Elementary: The Motivation

đź’­
This article is one I wrote originally as part of the introduction for the Elementary Audio documentation website. In many ways it's an evolution of my earlier post, Functional, Declarative Audio Applications. After writing it I found myself feeling that this article also reflects my personal journey as a software developer, representing aspects of how I view writing effective software, hence my wanting to share it here too.

The motivation for Elementary primarily rests on two ideas. The first is that a
functional, declarative style of writing our audio processing algorithms offers
a more intuitive way of reasoning about our applications, facilitating a faster
development timeline and delivering more resilient software. In the functional,
declarative style, we can focus on what our application should sound like, as
a function of our application state, while largely delegating the process of
how to get it done to the framework. The second idea follows from an
observation in the audio software industry. The conventional process by which
we experiment, prototype, and iterate often differs enough from the process by
which we develop a production version of the same app that we end up with
nearly twice the work. This redundancy complicates the process of
shipping, costs expensive developer time, and is an issue that I think we can
address with an updated approach to our problem domain.

Functional, Declarative Style

Consider an audio application where the user interacts with a dynamic set of
processors, whether that’s assembling a unique effects chain, reordering a
fixed chain, or routing modulators to various parameters in the system. As the
user interacts with the system, there are state changes that we need to address
at each step. Our code might frequently consider: what is the current state of
our audio graph? Which nodes should I keep? Which can I reuse? Which should I
delete? Which edges should I break, and which should I create? And how do I
handle all of this while being thread safe, being memory safe, and preserving
the continuity of the output signal?

This same problem rears its head in many different contexts, even inside a
fixed audio graph if any of our state is external. Consider sequencing a
synthesizer while respecting the playhead position of the DAW hosting our audio
process. Our code constantly must ask, where is the playhead now? Does it match
what I expected? Should my synth voices be playing? Which ones? Which ones
should I engage now? Or disengage now?

The functional style that Elementary adopts asks instead that you consider one
simpler question: given your current application state as plain old data, what
is your expected audio process?

// A small helper function for assigning an ADSR envelope applied to a
// pair of detuned saws to a given synth voice.
function synthVoice(voice) {
  let env = el.adsr(4.0, 1.0, 0.4, 2.0, voice.gateRef);

  return el.mul(
    env,
    el.add(
      el.blepsaw(el.sm(voice.freqRef)),
      el.blepsaw(el.sm(el.mul(voice.detuneMultiplier, voice.freqRef))),
    ),
  );
}

// Our top-level function for describing a simple polyphonic synthesizer
// as a function of our app state.
function describe(appState) {
  let drySynth = el.add(...appState.voices.map(synthVoice));
  let wetSynth = el.lowpass(appState.cutoff, appState.reso, drySynth);

  return wetSynth;
}

In this model, we’re not asking ourselves how to reconcile any differences in
a running audio graph, we’re asking ourselves simply, what should I expect to
hear, right now? As the user continues to interact with the application, our
mental model doesn’t change; we just ask the same question again. Elementary’s
central design goal is to provide a strong, generic solution to the state
transition matrix that lies between your description of your expected audio
process at a given point in time, and all necessary manipulation of the
underlying running audio graph. That means that as an application developer,
you no longer concern yourself with the complexity that arises from these
state transitions. You can simply focus on what you expect to hear.
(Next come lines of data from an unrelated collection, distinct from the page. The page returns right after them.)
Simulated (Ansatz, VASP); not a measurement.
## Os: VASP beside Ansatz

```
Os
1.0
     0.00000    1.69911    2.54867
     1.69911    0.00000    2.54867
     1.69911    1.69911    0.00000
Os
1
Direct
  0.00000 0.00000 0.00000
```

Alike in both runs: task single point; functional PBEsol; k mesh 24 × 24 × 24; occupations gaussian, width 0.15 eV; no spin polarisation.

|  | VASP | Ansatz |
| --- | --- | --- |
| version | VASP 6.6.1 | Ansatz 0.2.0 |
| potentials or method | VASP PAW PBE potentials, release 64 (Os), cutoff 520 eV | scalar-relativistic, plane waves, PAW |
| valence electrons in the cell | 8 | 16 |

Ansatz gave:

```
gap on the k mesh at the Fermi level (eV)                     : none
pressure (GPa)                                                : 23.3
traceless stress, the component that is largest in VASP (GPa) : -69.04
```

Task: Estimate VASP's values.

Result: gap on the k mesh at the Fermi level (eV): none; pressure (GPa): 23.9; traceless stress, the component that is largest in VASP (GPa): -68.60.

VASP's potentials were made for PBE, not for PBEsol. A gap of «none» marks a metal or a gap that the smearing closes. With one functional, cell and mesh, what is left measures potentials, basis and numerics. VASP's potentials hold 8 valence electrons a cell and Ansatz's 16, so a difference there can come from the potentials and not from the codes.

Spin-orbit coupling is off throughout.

Application Lifecycle Diagram

As a result, our application lifecycle breaks down into a simple, high-level
flow. With each input event, we resolve our new app state. Typically this is a
function that accepts the current app state and some payload representing the
input event, and produces the new app state. Next, we take the app state as
input to a second function which describes what we expect to be hearing.
Finally, we hand the description to Elementary’s render function to do the
rest of the work, and then we wait for the next input event and the cycle
repeats.

There is a sharp contrast between this style of writing and the conventional
style of writing audio processes, and while it may take some getting used to,
the functional, declarative model delivers a faster development process that
yields code that’s simple to reason about and easy to change.

From Prototype to Shipping

The second motivating idea behind Elementary comes from first-hand experience
with and within teams that effectively build their audio applications twice:
once in the prototyping phase, and then again from the ground up for shipping a
final product.

From one perspective, this makes sense. Digital audio is a complicated domain
even if we consider just the math and logic involved in designing signal
chains. Then of course we have to consider all of the complexity we take on to
realize these processes in modern software: multi-threaded concurrency,
lock-free data structures, careful memory management, strictly deterministic
behavior on real-time threads, audio signal continuity, etc. Tools like
Max/MSP, PureData, Reaktor, ChucK, SuperCollider, and others already offer
environments that allow us to work with signals without having to think about
that additional software complexity. Perfectly sound reasoning would suggest
using such a tool to prototype. Historically, the consequence of prototyping
this way is that no part of the prototype can be reused in the final product
because these various environments don’t easily embed and don’t easily export.
So, teams rewrite from scratch to build a production version of the prototype
in the target environment– an audio plugin, embedded device, web browser, etc.

In recent years the landscape has evolved, and continues to do so: libpd showed
up as a way of embedding PureData patches in target applications, Max/MSP
introduced gen~ for exporting code and RNBO for exporting complete apps, and
new projects like CMajor have come into play to offer targeted, embeddable DSLs
(domain specific languages) for audio processing. These are all obvious
improvements but imperfect solutions. Integration complexity still remains with
clunky state management between the app and the embedded component, a lack of
portability, and a different toolset for the different parts of the app.

Elementary takes the stance that there’s still room to improve, and it aims to
do exactly that by providing a model for writing audio software that feels as
fast and intuitive as any prototyping environment, yet produces
production-ready code. Further, Elementary leans on JavaScript because of its
ubiquity and ease of integration in various contexts, along with its popularity
as a choice for writing user interfaces. That means that in an Elementary
application, all of your state management, your user interface, and your audio
processing all share the same language, same environment, and same mental
model.

Ultimately, these two motivating factors lead to the same end. Elementary aims
to make the process of writing audio software faster and more intuitive while
producing high quality, resilient code.